The Islamic Saudi Academy leases its campus in the Alexandria section of Fairfax County for about $2.2 million a year. ISA serves about 900 students in grades K-12.

The vote by the Board of Supervisors extends ISAs lease by one year, through June 2009. The county has leased the land to ISA since 1989.

Last year the Fairfax lease to ISA faced scrutiny after a federal commission recommended in October that ISA be shut down. The school has been criticized for using textbooks which include harsh anti-Semitic and anti-Christian language and teachings.

The U.S. Commission on International Freedom urged the State Department to shut the school down unless it materially changed the textbooks to remove the hateful language. 
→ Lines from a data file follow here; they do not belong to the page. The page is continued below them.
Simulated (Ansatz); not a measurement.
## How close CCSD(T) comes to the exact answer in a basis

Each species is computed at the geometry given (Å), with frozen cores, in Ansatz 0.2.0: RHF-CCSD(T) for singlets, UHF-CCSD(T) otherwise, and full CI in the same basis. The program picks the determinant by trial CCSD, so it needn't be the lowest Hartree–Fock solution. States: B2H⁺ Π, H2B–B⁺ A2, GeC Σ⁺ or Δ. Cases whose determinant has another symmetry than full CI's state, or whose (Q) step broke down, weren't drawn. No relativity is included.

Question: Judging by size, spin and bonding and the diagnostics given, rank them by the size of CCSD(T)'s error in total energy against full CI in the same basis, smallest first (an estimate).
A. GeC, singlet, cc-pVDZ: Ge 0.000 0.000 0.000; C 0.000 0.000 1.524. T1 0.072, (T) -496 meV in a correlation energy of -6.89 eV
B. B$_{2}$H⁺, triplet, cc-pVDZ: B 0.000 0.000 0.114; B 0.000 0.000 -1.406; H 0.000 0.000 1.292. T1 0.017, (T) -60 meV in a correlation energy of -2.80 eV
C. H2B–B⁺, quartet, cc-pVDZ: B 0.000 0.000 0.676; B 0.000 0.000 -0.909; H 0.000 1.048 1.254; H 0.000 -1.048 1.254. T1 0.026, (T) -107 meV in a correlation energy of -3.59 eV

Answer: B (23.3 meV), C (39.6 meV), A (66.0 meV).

A 2006 report analyzing some Saudi textbooks from the 2005-2006 school year found that a ninth grade Saudi textbook on Hadith teaches teenagers in apocalyptic terms that violence towards Jews, Christians and other unbelievers is sanctioned by God, the report said. For example, the textbook reads, the hour [of judgment] will not come until the Muslims fight the Jews and kill them.

Writer Andrew Cochran, a vocal and longtime critic of the Academy, wrote in his Counterrorism Blog Tuesday that, Apparently, the Board of Supervisors is satisfied that the textbooks were changed. It commissioned a report to translate the newest version of the textbooks, but the Board refuses to release the report. That secrecy is unacceptable in this instance, especially considering that the report was paid for by taxpayers dollars. Either the Fairfax County Board of Supervisors must release the report, or Congress should subpoena it and release it for them.

In its October report, the federal commission urged that the State Department take the necessary steps to shut down the academy unless it could prove that its curriculum was not intolerant. The terms of the countys lease with ISA allows the State Department the ability to terminate the lease if it so chooses.

While critics of the Saudi system say their textbooks promote hatred against Jews, Christians and Shiite Muslims, Academy officials have long contended that their curriculum is tolerant of all faiths, and that they have removed strong language from their texts that describes religious differences or intolerance. 
In its hearings Monday, opponents of extending the lease said that Fairfax County should have released its findings before voting on extending the lease.